Women-only movie sparks debate, understanding

When presented with an opportunity, religious and secular Jews have the ability to talk – and to listen to one another.

Haredi orthodox Jewish men protest 311 (R) (photo credit: Ammar Awad / Reuters)
Haredi orthodox Jewish men protest 311 (R)
(photo credit: Ammar Awad / Reuters)
As an Orthodox woman – hassidic, even – it has been hard for me to watch the news and developments from Israel in recent weeks.
On one hand, Jewish law and traditions of female modesty are very important to me. Although I did not grow up in an observant family, I came to embrace the value of personal modesty as an adult. Especially in Southern California, where the popular culture glamorizes and profits from immodesty, I have found tzniut (the laws of modesty) to be a refreshing, counterculture expression of honoring female dignity. I resent the fact my eight-year-old son has to be assaulted in the street by sexually explicit, in-your-face billboards. Why must we have these images imposed upon us? Because somebody is making money, a lot of money.
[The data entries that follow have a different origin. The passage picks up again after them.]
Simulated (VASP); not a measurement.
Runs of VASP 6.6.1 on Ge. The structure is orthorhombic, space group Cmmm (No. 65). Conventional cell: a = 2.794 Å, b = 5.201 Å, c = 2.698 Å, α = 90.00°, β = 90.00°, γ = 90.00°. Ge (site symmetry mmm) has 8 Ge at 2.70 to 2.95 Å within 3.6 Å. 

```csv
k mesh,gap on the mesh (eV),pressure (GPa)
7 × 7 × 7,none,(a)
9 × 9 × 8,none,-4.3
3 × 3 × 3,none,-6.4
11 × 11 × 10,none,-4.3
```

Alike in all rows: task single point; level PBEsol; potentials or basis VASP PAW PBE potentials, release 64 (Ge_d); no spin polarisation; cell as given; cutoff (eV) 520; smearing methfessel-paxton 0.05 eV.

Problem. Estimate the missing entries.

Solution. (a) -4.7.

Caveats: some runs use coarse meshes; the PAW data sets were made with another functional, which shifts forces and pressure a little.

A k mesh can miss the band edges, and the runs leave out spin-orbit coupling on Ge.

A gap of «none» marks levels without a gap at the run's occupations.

On the other hand, Orthodox communities abroad successfully maintain appropriate, halachic standards of modesty without segregated buses, burkas and banishing women from public life, as have made headlines here, despite what’s going on around them. In Los Angeles, haredim (ultra- Orthodox) peacefully co-exist with each other as well as everyone else. Women manage to be both modest and attractive. Accomplishment is encouraged.
But here in Israel, extremists seem to rule the day. Fringe groups on the Left viciously attack haredi values, while fringe groups on the Right have imposed ever-more extreme measures in the guise of piety. It is a volatile and polarized climate.
In the context of these issues, it is significant that the Jerusalem Cinematheque, a bastion of secular Israeli culture, agreed to include my film, The Heart That Sings, in the Jerusalem Jewish Film Festival. For the first time the festival featured a film made exclusively for women, with a request for men not to attend, in keeping with its mission “to explore Jewish religious practice and promote crosscultural understanding.”
The premier of the film and the discussion session that followed showed clearly that, while deep cultural divisions do indeed plague Israeli society, secular and Orthodox Israelis, especially women, can still find a common language and the ability to discuss these issues in a fruitful, productive manner.
THE POWER of art, especially the cinema, is that it can break through barriers and melt divisiveness by means of story and character, image or song. Instead of the Cinematheque screenings turning into a battleground for clashing ideologies as I had feared – the film is a musical that stars mostly Orthodox actresses who by heritage and choice do not sing or dance in the presence of men – it served as a catalyst for discussion and interaction, a forum for uplifted encounters and transformational exchanges of ideas.
Though we asked men not to attend in deference to the wishes of the performers, we have not and will not stop anyone from seeing the film. Indeed, some men did attend the opening. One man approached me after and in a quiet, halting voice said, “I want you to know, I am very touched. I have religious family and I am going to call them to come see the film.”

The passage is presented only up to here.